Essay

Crossing Borders

A.E. Stallings bears witness to Europe’s refugee crisis.

BY Cynthia Haven

Originally Published: November 20, 2017
Migrant children play near the tents they are living in at the port.  April 9, 2016 in Athens, Greece.
Refugees in the port of Piraeus, Athens, April 2016. Melanie Stetson Freeman/The Christian Science Monitor via Getty Images.

Migrants have arrived in Greece since Hesiod’s time. Certainly, tales of treacherous Aegean crossings fill the pages of Homer.

The poet A.E. Stallings has been a student of the classics since her Oxford days, but Homer and Hesiod didn’t prepare her for the hands-on experience of volunteering with refugees during the disaster that has engulfed Europe. Stallings, who was born in Decatur, Georgia, and has made Athens her home since 1999, found herself passing out shoes, serving food, and managing children during the largest refugee crisis since World War II.

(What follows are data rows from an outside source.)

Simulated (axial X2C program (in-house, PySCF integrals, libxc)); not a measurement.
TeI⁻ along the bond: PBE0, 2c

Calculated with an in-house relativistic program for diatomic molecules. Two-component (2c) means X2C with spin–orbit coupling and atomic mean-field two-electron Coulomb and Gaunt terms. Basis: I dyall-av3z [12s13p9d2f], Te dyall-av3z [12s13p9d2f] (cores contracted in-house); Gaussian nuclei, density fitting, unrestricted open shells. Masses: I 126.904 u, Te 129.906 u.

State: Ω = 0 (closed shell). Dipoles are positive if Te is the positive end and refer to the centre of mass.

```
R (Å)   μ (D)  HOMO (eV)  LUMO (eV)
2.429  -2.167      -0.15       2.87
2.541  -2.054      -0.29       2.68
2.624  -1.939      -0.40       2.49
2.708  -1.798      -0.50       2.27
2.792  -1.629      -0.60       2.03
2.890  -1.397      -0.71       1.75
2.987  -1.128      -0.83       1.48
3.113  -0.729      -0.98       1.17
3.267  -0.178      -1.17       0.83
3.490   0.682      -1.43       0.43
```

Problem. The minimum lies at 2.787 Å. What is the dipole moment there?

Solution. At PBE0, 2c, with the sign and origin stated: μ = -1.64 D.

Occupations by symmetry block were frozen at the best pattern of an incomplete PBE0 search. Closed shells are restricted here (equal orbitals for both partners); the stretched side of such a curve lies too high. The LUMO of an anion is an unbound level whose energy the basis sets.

The International Rescue Committee estimates that 1.3 million refugees have passed through Greece since 2014, the majority escaping violence and persecution in Syria, Afghanistan, and Iraq. More than 62,000 refugees are still stranded in Greece, a nation that has not yet recovered from the paralyzing 2008 economic crisis.

Today, Stallings figures she spends half her social life with refugees and volunteers. “That may reflect on my lack of a social life,” she said lightly, though her experience has been anything but lighthearted.

When Stallings received a MacArthur Foundation “genius” fellowship in 2011, the Foundation noted, “Through her technical dexterity and graceful fusion of content and form, Stallings is revealing the timelessness of poetic expression and antiquity’s relevance for today.” She translated LucretiusThe Nature of Things in rhyming fourteeners, recently finished a new translation of Hesiod’s Works and Days (forthcoming from Penguin Classics), and completed a new collection of her own poetry, to be published by Farrar, Straus and Giroux.

“Translation is about crossing borders,” Stallings explained at the West Chester University Poetry Conference outside Philadelphia in June. But rather than inhabiting Lucretius or Hesiod, she feels now that she is living in a poem by Cavafy, the Alexandrian poet, a Greek who was obsessed with classical themes—“at least in the sense that they're often about the Levant, often set in Damascus, Antioch, and often about exile,” Stallings said. She wrote a poem, first published in Subtropics, that riffed on Cavafy’s cryptic “The City” and read it during her keynote speech during the conference:

But you can’t get to another land, you’re never going on.
This is your future, where so many others are unemployed.
The smugglers will sell you lies, their faux passports are void.

Stallings’s reading voice is matter-of-fact, wry, without ornamentation. She’s not trying to impress and she's not one for drama—unless it lands on her doorstep.

*

In late 2014, Syrian refugees began camping out in Athens’s Syntagma Square. The square is a major tourist attraction, the site of the Hellenic Parliament in the Old Royal Palace. Guards wear elaborate uniforms. “My two children could see children in tents, and they’d ask questions: ‘Is this war coming here?’ They were very aware that kids very much like themselves were displaced and in Greece,” Stallings said. The conversations continued with their Greek grandmother, who had lived through civil war and famine. (Stallings’s husband is an Athens journalist.)

For a while, the borders were still permeable, and people were moving through, often to Germany or other European countries on buses. Stallings remembers when her friends began distributing baby carriers to refugees who were walking to the border with young children.

Within a year, families were camping in Athens’s Victoria Square, a landmark in the center of the city. By October 2015, about 400 refugees were camped out in tents, mostly Afghanis, Stallings said. “It was a shocking thing—hundreds of families living rough in a central European square.” Soon Syrian and Afghan refugees fleeing war and famine were joined by Iranian Christians fleeing persecution, Iraqis, Somalians, and Yazidis. “‘Syrian refugee crisis’ is a misnomer. It’s a general crisis,” she said.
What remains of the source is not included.